The claim that the British are a nation of shopkeepers is rather threadbare nowadays, and one must look across the Atlantic to find the nation that revels in consumerism. This weekend millions of Americans will make a swift recovery from their Thanksgiving festivities and start their Christmas shopping. On average, each American will spend over $1,000 on Christmas gifts. This is not just a question of Americans being more generous and richer than we are, nor just a reflection of their astonishing confidence in their economy and the ease with which they have brushed aside the squalls of the late summer.

There is an additional factor contributing to this boom. Unlike in this country, American retailers go out of their way to make sure that customers spend as much of their money as possible. For one thing, they operate on much lower margins than our shops do, and price-fixing is less prevalent. For another, it's not just a few "have a nice days" that make the American retail experience special; shoppers are lent buggies for their babies, they are given valets to park their cars. Shopping, and spending, is fun, in a way that we have not quite managed, for all our pretensions to the American way of consumption.

British chain stores and mall operators would do well to examine the techniques of the Americans. But there is a much bigger revolution that would bring a once-and-for-all - and substantial - boost to trade in British retailing. It's called competition.

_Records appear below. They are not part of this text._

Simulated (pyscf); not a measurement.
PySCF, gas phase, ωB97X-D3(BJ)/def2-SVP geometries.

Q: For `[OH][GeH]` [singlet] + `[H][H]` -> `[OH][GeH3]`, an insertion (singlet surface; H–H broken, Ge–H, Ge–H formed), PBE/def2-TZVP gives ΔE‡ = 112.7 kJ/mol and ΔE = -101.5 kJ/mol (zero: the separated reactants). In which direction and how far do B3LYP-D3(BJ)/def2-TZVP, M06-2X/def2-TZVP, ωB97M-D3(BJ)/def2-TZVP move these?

The conundrum of British retailing, in everything from cars to compact discs to groceries, is that we are both one of the most open markets in the world and yet also one of the most restricted, in the sense that price competition seems not to exist. Prices are startlingly uniform across shops. A jar of tomato ketchup will cost exactly the same in Sainsbury's as in Asda or Tesco. A camcorder or a kettle will be the same price in Dixons as it is in Harrods. A Volkswagen or a Volvo will also set you back much the same whichever dealer you visit - and far more than they would most continental Europeans.

What can be done? It is unrealistic to expect our shopkeepers to act. Things are too cosy for them. We could wait for the Government. The Office of Fair Trading's investigation into the supermarkets may yet breach the wall of (apparent) price-fixing and monopolistic practices. Or we could try and use our consumer power, although, when markets seem to be in such strangleholds, it is hard to be optimistic about this. We should insist that no, we're not going to pay 25 per cent more than the Germans for our food or the Belgians for our fridges. Perhaps, then, if retailers find their trade deserting them or the clamour so loud that they refuse to capitulate to manufacturers' pricing demands, we might find the prices in our shops falling to the levels of elsewhere in Europe and America. In the meantime, have a nice day.